Showing posts with label stepmom parenting. Show all posts
Showing posts with label stepmom parenting. Show all posts

Friday, August 7, 2009

Fighting Hard

Lately I have had some pretty brutal conversations with God. Conversations I have had to apologize for - let's face it - God could easily take me out. He is someone I need to respect, but the lack of control over my life has had me in fits. Its the only thing I can do as nothing will change as a result of my complaints. God does not operate like the customer service department of a major cooperation. He is supreme and my issues are not going to change his mind. He does care about the smallest issue in my heart, but my complaints don't dictate his actions.

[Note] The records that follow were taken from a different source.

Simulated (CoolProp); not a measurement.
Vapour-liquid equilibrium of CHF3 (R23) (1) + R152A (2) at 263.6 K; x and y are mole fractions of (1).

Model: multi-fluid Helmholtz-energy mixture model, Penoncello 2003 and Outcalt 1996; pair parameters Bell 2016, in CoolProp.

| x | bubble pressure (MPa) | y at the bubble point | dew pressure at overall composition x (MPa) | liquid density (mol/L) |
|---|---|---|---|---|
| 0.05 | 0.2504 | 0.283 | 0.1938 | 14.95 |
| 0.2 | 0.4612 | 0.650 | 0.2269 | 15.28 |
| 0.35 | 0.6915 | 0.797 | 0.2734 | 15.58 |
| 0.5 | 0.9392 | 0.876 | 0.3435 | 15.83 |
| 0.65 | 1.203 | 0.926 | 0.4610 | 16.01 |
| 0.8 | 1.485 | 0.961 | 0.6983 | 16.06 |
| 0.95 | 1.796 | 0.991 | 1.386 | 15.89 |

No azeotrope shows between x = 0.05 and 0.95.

Life is infact a process, one I am no doubt in the middle of - while a mulligan would be nice - its more like an art project where you use the mistakes to create your masterpiece - there is no such thing as do over - it is what it is. I must go from here - no turning back, no guessing what could have been - its what might be from this point. So I've had to come to God and face what is my life. I found a great book I am currently reading which has me facing what I want to run from. I want to have a baby, a new job, and my step kids to love me. Nothing is changing. I am not pregnant and with each period I am outraged at one more month that mocks me. I am working for a church with part-time pay where the volunteer leadership team treats me with comtempt and I slave over a plethera of odd jobs to make ends meet. My 18 year old stepdaughter dispises me and spends all her time with anyone but me. She has no desire to imulate me or enjoy that which is Carrie Guy. She seeks to be as far away as humanly possible. So at the end of the day my life looks at me and laughs knowing nothing is as it should be.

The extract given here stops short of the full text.